Combining survey data with scraped data to tell a story
Guest post by Dan Armstrong
My last three jobs have involved telling stories with survey data. Since every story requires a conflict, I look for conflicts. For instance, I’ll go to CFOs and ask them if their marketing people are doing a good job. Then I’ll ask the marketers if they think they’re doing a good job. Here’s a surprise: They don’t agree. And therein lies a story.
One way I’ve been able to uncover stories is to compare what people tell me with other data that they don’t tell me. That’s where Scraperwiki comes in. There’s a lot of company information available on sites ranging from EDGAR to Wikipedia to Yahoo Finance. It’s all public. You can buy it from people who aggregate and repackage it. Or you can scrape it. I choose the latter.
In my current job at ITSMA—the IT Services Marketing Association—we did a brand awareness survey of buyers of IT services. We asked them: “Which companies come to mind when you think of technology consulting and services?” The executives named 49 companies more than once. We tracked the percentage of mentions that each company received, which ranged from 52% (for IBM) to only one mention (114 companies). (Nobody mentioned Scraperwiki, but I’m confident that they will next year.)
What drives brand awareness? It’s partly how much the company spends to promote itself. But it’s mostly size, usually measured as number of employees, market capitalization or annual revenue. So I collected the ticker symbols of the companies mentioned by our survey respondents and wrote a scraper (with the help of the good people on the Scraperwiki Google Group) to collect data on company size. I chose to go to Yahoo Finance because the page layout there is easy to parse, and the URLs are based on ticker symbols. The most recent version of the scraper is at https://scraperwiki.com/scrapers/yahoo_finance_company_info/.
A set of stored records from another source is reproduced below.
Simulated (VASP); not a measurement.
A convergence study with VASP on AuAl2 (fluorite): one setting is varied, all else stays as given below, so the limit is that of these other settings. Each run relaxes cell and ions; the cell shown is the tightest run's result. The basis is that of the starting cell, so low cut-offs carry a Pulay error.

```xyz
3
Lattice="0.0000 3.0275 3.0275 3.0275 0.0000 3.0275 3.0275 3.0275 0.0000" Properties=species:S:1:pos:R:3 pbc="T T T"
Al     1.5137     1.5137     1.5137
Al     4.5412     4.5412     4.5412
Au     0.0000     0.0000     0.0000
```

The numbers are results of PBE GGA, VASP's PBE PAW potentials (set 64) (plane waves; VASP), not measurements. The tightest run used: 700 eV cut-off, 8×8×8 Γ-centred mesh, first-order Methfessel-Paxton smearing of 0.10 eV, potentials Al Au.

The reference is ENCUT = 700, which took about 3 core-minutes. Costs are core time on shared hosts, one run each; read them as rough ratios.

I found that the company size variable most closely correlated with brand awareness was the number of professionals available to take on large-scale projects. Clearly there’s a power law at work: a handful of companies with very high brand awareness and a “long tail” of firms that are barely on the radar.
As the chart (created using Tableau) shows, this pattern mirrors another dynamic: the fact that there are a few very big companies and many small ones. Brand perceptions reflect the underlying reality of company size.
My next project will be to scrape the ages of CEOs to update this age distribution from a few years back: http://www.analyzethis.net/2009/11/30/the-93-year-old-ceo/ (The oldest CEO, Walter Zable, died last year at the age of 97.) The age data is all there on Yahoo Finance. It’s going to take some regular expressions to get at it. But I’m confident there will be a story in the results.
You can catch Dan on twitter via @ITSMA_B2B, or post feedback, suggestions and ideas to him on the ScraperWiki Group.
Yahoo FInance provides APIs to access their data. They do this to prevent you from wasting your time and bandwidth (as well as their own.) In the future you might try to discover if the data has already been made publicly available before resorting to scraping.
Yes, in the future I might want to do that, as you say. Always good to learn something new. I’ll look into the API.
Dan
OK, I looked into the Yahoo Finance API. It covers some data, like stock prices and daily trade volume. Not the kind of thing I need, which is descriptive data about particular companies – number of employees, market cap, location, revenue, stuff like that. Thanks for the suggestion, though.
“What drives brand awareness? It’s partly how much the company spends to promote itself. But it’s mostly size, usually measured as number of employees, market capitalization or annual revenue.”
–Can you find correlations between company size and how much the company spends to promote itself? e.g. Does IBM (the largest) spend less on marketing than, say, Deloitte? Because that would open other all sorts of other stories.
Yes, in the future I might want to do that, as you say. I’ll look into learning how to access the data via the API. Thanks for the tip.
Dan